The roads of tomorrow may contain plastic that has been recycled, in place of some of the bitumen that is normally used as a binder at present. Waste bottles and bags made from plastic that would normally be disposed of in landfill are being recycled and added to asphalt for resurfacing roads. The process sees plastic pellets being created from the bags and bottles, which are then melted in an asphalt mixture. This has benefits for both the environment and the roads, because the volume of plastic waste is reduced and the roads are stronger and longer lasting. The plastic binds the separate constituents of the asphalt together more firmly than the traditional mix.
The new “plastic roads” are being tested by three of the UK’s councils: Cumbria, Dumfries and Galloway and Enfield, who all hope to benefit from financial savings.

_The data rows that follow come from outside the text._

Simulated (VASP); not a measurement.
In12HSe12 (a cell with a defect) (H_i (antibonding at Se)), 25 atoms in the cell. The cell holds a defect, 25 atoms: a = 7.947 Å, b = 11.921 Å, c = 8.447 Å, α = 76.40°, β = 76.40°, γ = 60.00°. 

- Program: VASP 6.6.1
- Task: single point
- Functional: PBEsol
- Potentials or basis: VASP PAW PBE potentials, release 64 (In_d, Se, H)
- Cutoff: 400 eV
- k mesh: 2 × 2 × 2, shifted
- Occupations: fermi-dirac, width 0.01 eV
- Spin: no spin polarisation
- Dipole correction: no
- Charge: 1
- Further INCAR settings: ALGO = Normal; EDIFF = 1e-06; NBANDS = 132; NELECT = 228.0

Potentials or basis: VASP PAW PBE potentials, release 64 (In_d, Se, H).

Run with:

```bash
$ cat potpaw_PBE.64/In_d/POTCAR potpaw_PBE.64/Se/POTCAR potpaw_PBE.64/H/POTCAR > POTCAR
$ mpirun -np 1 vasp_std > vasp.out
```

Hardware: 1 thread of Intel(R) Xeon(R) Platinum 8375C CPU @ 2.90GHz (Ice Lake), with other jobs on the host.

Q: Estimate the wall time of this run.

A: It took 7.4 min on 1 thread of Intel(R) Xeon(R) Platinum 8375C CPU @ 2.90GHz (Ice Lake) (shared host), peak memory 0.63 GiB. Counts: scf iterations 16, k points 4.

Recycled plastic accounts for about half a percent of the asphalt mixture. According to MacRebur Plastic Road Company’s spokesman, Toby McCartney, the company takes waste plastic materials that would have been disposed of in landfill and adds them into the asphalt mix, in order to create stronger roads that are also more durable.
The road’s end performance is improved and a proportion of bitumen, which is a fossil fuel, is replaced by the plastic. Mr McCartney said that the recycled plastic is more like a superglue than the bitumen that would traditionally have been used. This binds the materials together more efficiently and less material flakes off. The new roads need less maintenance and councils are able to save revenue by using local waste in local roads.
In an interview with Sky News, Dumfries and Galloway Council leader, Elaine Murray, said that they would see reduced landfill tax bills, because of the lower volumes of plastic being sent to landfill. At present, the plastic pellets cost slightly more than bitumen, but the price of bitumen can fluctuate with the price of oil, so this may change in the future. Because substantially less binder is used, this is an additional saving.
She said that the fact that bitumen, an oil industry product, is being replaced with plastics that would usually end up in landfill could be viewed as quite exciting, because it is environmentally friendly in addition to making a quality hard road surface. Ms Murray said she hoped that the new process will create asphalt that will last longer and save money.
Although the idea seems to be very successful in theory, it will have to be trialed over more time, before it can be pronounced a definite winner.
Dr Karl Williams from the University of Central Lancashire was asked by Sky News about his views on the process of using recycled plastic in roads. He said that he thought it was too soon to predict the environmental benefits that the new roads would provide, because the process is only being used on certain trial roads at present and questions remained about the type of plastics being used, their origin and how much contamination is present.